Sunday, February 21, 2010

The meaning of commitment in getting off sugar

The first week of no sugar has gone by. And I'm feeling a little better and a little proud of mself. But I also know that, in some ways, this isn't the real test. The real test is in the long run. I've gone weeks without sugar, even six months several times. So what will be different? I never gave it up before with such clarity about the commitment.

When I've given up sugar in the past, it's been to lose weight, even when I've said it wasn't. My weight would have crept up another 20 pounds and I'd want to try to take it off. I'd go on some diet, usually a pretty sane one as I don't do well with deprivation or monotony (I just like food too much ), and I'd lose the weight or some of it and I'd fool myself into thinking that I could do one piece of cake or a bit of chocolate or a bowl of ice cream at a gathering and not start up the whole cycle. I have to admit that I knew what I was doing. In fact, such thinking was a blatant way to lie to myself because, you see, I'd done it all before with alcohol. I'd give up drinking for a few months and then tell myself I had it all under control and could have a glass of wine with dinner. Well, a couple of glasses. And then in two days, I'd be drunk again and drinking all the time. I already knew what the process was like and what was bound to happen.

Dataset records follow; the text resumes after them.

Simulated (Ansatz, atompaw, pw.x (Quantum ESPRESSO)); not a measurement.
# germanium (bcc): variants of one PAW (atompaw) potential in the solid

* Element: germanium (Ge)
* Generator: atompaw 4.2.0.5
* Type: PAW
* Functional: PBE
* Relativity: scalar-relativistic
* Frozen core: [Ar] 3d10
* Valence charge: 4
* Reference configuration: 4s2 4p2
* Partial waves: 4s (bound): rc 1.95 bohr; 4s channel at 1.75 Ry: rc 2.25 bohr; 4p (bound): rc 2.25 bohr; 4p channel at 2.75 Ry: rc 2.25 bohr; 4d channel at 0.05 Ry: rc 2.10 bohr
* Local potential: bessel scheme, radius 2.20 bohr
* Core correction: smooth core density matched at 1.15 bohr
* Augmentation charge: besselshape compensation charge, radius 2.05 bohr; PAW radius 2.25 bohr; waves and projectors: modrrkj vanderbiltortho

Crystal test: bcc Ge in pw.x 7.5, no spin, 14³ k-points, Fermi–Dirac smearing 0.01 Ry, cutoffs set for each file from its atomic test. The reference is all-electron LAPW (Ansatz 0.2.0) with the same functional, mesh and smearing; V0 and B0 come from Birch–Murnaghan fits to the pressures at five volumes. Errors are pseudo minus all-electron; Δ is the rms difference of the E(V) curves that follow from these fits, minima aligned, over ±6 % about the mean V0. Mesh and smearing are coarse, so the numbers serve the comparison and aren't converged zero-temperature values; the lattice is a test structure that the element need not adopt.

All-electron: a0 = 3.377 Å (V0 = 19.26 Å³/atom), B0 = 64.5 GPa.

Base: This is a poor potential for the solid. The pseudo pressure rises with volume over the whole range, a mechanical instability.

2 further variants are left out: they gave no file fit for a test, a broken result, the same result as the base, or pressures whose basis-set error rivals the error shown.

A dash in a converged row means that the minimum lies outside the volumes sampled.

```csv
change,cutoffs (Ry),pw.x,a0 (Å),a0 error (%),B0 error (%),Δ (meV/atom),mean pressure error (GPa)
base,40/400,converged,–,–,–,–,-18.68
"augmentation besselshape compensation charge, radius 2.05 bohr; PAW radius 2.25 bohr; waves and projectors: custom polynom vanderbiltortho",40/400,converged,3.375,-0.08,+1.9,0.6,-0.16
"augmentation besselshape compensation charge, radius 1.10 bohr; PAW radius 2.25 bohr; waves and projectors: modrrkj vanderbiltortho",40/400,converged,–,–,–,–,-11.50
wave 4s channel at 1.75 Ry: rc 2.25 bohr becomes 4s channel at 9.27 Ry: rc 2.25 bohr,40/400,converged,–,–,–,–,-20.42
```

Sugar was, admittedly, a little slower process. I would manage to eat in moderation for a week or two, rather than a day or two. And the worst part, or the best part, I wouldn't gain the weight back right away. I'd go two, sometimes three weeks, without gaining a pound and then I'd be bingeing again and all the weight would suddenly, or so it seemed, be back. So I would get lulled into thinking I could eat what I wanted and when and as much as I wanted.

This time I have my eyes wide open. I know that it takes what it takes to break an addiction and clearly it has taken me all those false stops and starts and relapses to get to this place. And there's no guarantee that I won't relapse again. It's only been a week.

But this time, I'm doing it differently. We say in AA that insanity is defined by doing things the same way and expecting different results. I want a different result. I want a different relationship with myself and with food. So I'm willing to do it differently this time.